GGUF usage with llama.cpp
You can now deploy any llama.cpp compatible GGUF on Hugging Face Endpoints, read more about it here
Llama.cpp allows you to download and run inference on a GGUF simply by providing a path to the Hugging Face repo path and the file name. llama.cpp downloads the model checkpoint and automatically caches it. The location of the cache is defined by LLAMA_CACHE
environment variable; read more about it here.
You can install llama.cpp through brew (works on Mac and Linux), or you can build it from source. There are also pre-built binaries and Docker images that you can check in the official documentation.

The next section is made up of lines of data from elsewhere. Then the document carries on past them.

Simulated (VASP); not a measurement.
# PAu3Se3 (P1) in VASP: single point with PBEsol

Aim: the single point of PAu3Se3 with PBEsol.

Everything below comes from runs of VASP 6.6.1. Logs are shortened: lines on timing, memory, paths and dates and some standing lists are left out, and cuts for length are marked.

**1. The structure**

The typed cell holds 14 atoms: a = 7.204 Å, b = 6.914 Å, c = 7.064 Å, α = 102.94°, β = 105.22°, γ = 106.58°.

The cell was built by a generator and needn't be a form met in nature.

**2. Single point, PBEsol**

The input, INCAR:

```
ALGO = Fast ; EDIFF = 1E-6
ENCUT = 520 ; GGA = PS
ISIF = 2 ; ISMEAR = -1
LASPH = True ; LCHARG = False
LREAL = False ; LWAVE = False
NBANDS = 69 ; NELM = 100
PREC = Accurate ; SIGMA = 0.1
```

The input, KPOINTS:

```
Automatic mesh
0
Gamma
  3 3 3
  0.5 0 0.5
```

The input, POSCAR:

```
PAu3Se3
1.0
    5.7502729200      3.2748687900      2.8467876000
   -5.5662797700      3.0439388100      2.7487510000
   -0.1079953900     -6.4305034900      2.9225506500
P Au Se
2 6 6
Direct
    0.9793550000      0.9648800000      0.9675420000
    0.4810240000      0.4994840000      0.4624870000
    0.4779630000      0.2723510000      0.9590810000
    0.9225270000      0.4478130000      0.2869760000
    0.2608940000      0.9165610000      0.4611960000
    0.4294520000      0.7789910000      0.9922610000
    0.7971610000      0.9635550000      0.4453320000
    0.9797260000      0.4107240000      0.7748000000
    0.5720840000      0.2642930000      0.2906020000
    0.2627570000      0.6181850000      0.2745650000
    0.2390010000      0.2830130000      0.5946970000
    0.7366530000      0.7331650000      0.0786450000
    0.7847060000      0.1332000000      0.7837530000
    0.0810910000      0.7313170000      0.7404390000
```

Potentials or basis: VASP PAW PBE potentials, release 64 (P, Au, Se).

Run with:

Option 1: Install with brew
brew install llama.cpp
Option 2: build from source
Step 1: Clone llama.cpp from GitHub.
git clone https://github.com/ggerganov/llama.cpp
Step 2: Move into the llama.cpp folder and build it with LLAMA_CURL=1
flag along with other hardware-specific flags (for ex: LLAMA_CUDA=1 for Nvidia GPUs on Linux).
cd llama.cpp && LLAMA_CURL=1 make
Once installed, you can use the llama-cli
or llama-server
as follows:
llama-cli -hf bartowski/Llama-3.2-3B-Instruct-GGUF:Q8_0
Note: You can remove -cnv
to run the CLI in chat completion mode.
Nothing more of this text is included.